Wind turbines would be set up on the sides of the volcano itself on Isla Tigre, as well as along the bridge from the mainland, along the dock structure, and on Isla Concepcion.
It's an ambitious plan, well beyond ERHSA's ability to fund, and well beyond anything they've ever developed.
A major drawback of ERHSA's presentation is that it is lifted wholesale from other technology companies, like OpenHydro, which designed the tidal generators shown in the video. There's no
indication of a partnership between ERHSA and the key technology
companies visualized in the video. Instead, ERHSA announced a
partnership with the Korean firm Soosung, which makes industrial lift technology.
ERHSA has a history, and it is not promising.

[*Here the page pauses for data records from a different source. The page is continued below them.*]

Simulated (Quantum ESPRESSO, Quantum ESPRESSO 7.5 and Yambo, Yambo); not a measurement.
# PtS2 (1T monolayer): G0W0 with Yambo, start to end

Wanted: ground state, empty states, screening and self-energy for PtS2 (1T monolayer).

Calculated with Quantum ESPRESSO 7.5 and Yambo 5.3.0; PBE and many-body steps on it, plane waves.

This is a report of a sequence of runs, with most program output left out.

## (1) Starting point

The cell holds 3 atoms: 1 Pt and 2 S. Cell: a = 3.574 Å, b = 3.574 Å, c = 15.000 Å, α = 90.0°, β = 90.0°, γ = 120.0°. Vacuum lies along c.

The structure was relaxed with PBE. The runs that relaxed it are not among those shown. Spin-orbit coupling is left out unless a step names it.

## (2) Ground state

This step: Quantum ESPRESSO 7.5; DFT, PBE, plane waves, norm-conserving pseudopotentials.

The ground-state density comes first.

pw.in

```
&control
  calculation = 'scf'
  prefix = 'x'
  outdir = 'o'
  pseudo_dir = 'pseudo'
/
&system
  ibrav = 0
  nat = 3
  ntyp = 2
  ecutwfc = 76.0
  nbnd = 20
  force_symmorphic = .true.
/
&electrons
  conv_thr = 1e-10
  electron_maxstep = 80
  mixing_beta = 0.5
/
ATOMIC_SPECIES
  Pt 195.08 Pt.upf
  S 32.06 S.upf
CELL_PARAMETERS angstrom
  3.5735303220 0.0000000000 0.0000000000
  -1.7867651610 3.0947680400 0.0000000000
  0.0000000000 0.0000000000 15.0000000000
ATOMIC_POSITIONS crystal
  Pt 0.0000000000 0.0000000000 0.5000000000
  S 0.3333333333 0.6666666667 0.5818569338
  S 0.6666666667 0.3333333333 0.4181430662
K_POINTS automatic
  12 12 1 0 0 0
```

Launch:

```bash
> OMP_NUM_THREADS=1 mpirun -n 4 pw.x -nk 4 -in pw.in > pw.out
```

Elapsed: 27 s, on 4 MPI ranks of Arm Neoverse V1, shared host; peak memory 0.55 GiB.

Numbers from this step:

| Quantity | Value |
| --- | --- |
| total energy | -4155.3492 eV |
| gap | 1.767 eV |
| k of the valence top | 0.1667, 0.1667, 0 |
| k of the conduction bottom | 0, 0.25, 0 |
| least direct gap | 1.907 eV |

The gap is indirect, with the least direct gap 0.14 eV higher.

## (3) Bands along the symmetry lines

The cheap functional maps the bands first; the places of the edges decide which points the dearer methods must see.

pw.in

It is also the company that sold the Sayab wind project, just a gleam in their eye at the time, to MINERCO, when MINERCO was pretending
to be an energy company. Filings with the SEC indicate
that MINERCO never paid ERHSA for its rights to Sayab, so they may
have reverted to ERHSA.
ERHSA did not then, and does not now, have access to the funding to
develop any of its listed projects.
What ERHSA seems to do well is imagining a project. They have never had the funding to develop any of the projects they imagined. It is hard to believe that it would turn out well if their first project was of the scale envisaged in their proposal.